With fighting coming to an end in Ivory coast with arrest of beleaguered president Laurent Gbango . Cocoa export ban has been lifted by new administration of Alassane Ouattara . Doubts are being set on the normalcy of supplies from ports as entire supply chains has been affected by six months of civil unrest . 40% of world total cocoa used in confectionery , bakery and other products comes from Ivory Coast .
Bloomberg reportCocoa rose for a second day on concern that exports from Ivory Coast, the world’s largest producer, may be delayed as lingering conflicts from a civil war left ports and banks in chaos. Sugar and coffee fell.

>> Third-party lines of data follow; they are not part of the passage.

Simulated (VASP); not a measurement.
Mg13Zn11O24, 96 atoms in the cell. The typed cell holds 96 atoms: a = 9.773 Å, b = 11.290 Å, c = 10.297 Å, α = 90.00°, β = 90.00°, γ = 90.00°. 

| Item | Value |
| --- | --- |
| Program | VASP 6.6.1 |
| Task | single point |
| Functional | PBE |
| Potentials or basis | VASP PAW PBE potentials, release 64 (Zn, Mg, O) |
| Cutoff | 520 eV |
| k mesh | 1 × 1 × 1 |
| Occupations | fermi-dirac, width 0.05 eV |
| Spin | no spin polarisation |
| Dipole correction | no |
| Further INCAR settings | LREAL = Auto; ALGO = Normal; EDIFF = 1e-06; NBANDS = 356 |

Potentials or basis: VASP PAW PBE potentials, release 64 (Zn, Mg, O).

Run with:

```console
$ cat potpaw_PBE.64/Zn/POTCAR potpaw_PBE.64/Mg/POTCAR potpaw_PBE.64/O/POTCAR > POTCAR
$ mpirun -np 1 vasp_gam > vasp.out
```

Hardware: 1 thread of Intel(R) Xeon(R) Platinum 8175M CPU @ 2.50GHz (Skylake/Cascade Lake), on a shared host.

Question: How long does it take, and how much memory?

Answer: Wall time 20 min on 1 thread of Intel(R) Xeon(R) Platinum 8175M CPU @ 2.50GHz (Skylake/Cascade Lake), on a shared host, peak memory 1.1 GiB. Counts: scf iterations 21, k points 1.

The capture of former president Laurent Gbagbo yesterday may mark the end of the Ivory Coast conflict sparked by his defeat in the Nov. 28 election. Resuming cocoa shipments may take time as Alassane Ouattara, the election winner, inherits a banking system closed by four months of global isolation.
“Normal life has to return to Ivory Coast before cocoa exports start,” said Spencer Patton, the chief investment officer at Chicago-based Steel Vine Investments LLC. “The uncertainty is not completely over.”
Cocoa for July delivery rose $24, or 0.8 percent, to $3,052 a metric ton at 11:33 a.m. on ICE Futures U.S. in New York. In London, cocoa for July delivery climbed 19 pounds, or 1 percent, to 1,929 pounds ($3,135) a ton on NYSE Liffe.
“There is an understanding the Ivory Coast is still far from normal, with infrastructure, finance, and labor still an issue,” Keith Flury, an analyst at Rabobank in London, said in an e-mail today. “I imagine the government has to set up a tax system, get the workers to the port, and after the chaos of the past month, that is likely to take some time, measured in weeks not days.”